Microsoft SQL Server is Microsoft’s relational database management system. Microsoft’s own history timeline records that on May 3, 1989, “Microsoft and Ashton-Tate announce the shipment of the Microsoft SQL Server 1.0,” describing it as “a powerful, relational database server for PC-based Local Area Networks (LANs)” and noting that “the product is the result of a joint development effort of Ashton-Tate, Microsoft, and Sybase.”
A history written by a member of the SQL Server team and preserved in Microsoft’s documentation archive fills in the lineage. In 1987 Microsoft and Sybase began a partnership to build and sell a database system based on Sybase’s DataServer product, with Sybase holding rights on Unix and minicomputer platforms and Microsoft holding rights on OS/2 and other Microsoft operating systems. The first OS/2 version shipped in 1989 as Ashton-Tate/Microsoft SQL Server, and after the Ashton-Tate partnership ended it became simply Microsoft SQL Server. The same account explains that Microsoft built its Windows NT version on the stable 4.2 code base while Sybase pursued a separate System 10 line, and that in 1994 the partnership was dissolved so each company could take its product in its own direction.
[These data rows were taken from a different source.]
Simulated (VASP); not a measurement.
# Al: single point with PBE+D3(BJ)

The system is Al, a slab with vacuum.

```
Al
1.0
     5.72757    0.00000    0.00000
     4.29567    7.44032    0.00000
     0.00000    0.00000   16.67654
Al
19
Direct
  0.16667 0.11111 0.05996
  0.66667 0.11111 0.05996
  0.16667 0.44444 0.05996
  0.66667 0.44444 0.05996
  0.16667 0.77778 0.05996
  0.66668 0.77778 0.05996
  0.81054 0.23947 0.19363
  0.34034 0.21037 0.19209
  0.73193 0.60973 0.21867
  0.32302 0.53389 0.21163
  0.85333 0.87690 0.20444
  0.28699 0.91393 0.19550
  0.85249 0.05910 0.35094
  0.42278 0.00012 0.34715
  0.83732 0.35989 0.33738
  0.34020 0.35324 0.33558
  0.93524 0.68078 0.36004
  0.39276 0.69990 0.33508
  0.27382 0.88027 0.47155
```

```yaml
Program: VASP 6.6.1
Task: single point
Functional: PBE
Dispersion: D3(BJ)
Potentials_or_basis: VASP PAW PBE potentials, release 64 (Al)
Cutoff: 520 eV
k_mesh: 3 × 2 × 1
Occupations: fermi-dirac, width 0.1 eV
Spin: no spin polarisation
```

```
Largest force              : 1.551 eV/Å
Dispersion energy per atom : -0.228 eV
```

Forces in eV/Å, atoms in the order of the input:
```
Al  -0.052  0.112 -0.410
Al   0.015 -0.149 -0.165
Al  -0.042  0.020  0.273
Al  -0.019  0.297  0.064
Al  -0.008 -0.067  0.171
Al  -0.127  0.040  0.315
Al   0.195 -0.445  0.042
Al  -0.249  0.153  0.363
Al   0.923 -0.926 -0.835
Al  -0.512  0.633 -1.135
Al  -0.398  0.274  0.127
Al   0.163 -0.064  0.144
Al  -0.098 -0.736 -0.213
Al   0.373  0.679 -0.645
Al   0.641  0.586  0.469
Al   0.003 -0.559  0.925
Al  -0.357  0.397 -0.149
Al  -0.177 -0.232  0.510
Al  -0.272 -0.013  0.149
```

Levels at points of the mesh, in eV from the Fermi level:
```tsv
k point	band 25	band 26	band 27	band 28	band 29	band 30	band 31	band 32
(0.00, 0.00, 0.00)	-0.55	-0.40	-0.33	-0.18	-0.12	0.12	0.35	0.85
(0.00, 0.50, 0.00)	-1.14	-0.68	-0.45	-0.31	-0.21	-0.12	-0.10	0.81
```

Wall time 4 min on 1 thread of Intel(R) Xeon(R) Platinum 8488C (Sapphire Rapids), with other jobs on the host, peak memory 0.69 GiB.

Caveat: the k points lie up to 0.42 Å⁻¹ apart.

From SQL Server 6.0 and 6.5 onward Microsoft rewrote and replaced large parts of the original code, and with SQL Server 7.0 (released around 1998 to 1999) it rebuilt the database engine, query processor, and storage engine. Today Microsoft’s documentation describes SQL Server in editions such as Enterprise, Standard, and the free Express, aimed at workloads ranging from small single-machine applications to large mission-critical systems.
Note on dates: this entry uses the May 3, 1989 announcement date recorded in Microsoft’s own history timeline for the shipment of SQL Server 1.0.